Averaging the results of 10,000 model simulations, the mean species richness relative increase (ΔS) were of 3.25%, 5.28% and 6.66% for the 0%, 5% and 15% veil effects, respectively (Fig. 4). The probabilities of observing ΔS greater or equal to 56% (Virginian province) due to a sampling effect for different veils (0%, 5%, 15%) were of 4.68%, 3.7% and 2.12%, respectively (Table 2). Considering a ΔS of 136% threshold (Louisianan province), these probabilities dropped to 0.05%, 0.01% and 0% (Table 2).
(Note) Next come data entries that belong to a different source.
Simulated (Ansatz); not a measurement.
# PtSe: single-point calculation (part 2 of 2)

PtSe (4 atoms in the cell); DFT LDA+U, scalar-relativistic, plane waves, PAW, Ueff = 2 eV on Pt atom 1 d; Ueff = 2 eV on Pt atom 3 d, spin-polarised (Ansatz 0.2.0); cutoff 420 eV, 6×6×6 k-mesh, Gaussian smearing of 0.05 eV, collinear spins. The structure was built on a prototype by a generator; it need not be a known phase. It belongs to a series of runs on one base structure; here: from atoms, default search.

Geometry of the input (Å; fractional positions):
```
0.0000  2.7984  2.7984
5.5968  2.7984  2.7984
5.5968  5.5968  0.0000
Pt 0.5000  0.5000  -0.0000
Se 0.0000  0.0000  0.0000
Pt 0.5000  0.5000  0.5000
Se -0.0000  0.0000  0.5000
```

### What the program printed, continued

|Veil at 0%||Veil at 5%||Veil at 15%|
Many factors, including environmental heterogeneity, have been reported to affect the diversity of aquatic communities (Field et al., 2009). However, it is likely that the set of factors influencing species richness differs across spatial and temporal scales (Fausch et al., 2002). Moreover, environmental heterogeneity has been identified as a key factor maintaining animal biodiversity in aquatic ecosystems (Levin et al., 2010). Our study combines data from extensive surveys and simulations to demonstrate a strong positive influence of environmental heterogeneity on the species richness of fish communities. Interestingly, species richness was associated with the spatial heterogeneity of environmental variables but not with their magnitude. For both biogeographic provinces, mean species richness in the most heterogeneous environments was markedly greater than in the most homogeneous environments, as quantified by the negative binomial regressions. Furthermore, the observed effect of heterogeneity on species richness was substantially greater (Fig. 3) than that generated by the simulations based on a random community assembly model, so it seems unlikely that the observed relationship arose solely as a byproduct of veil or sampling effects.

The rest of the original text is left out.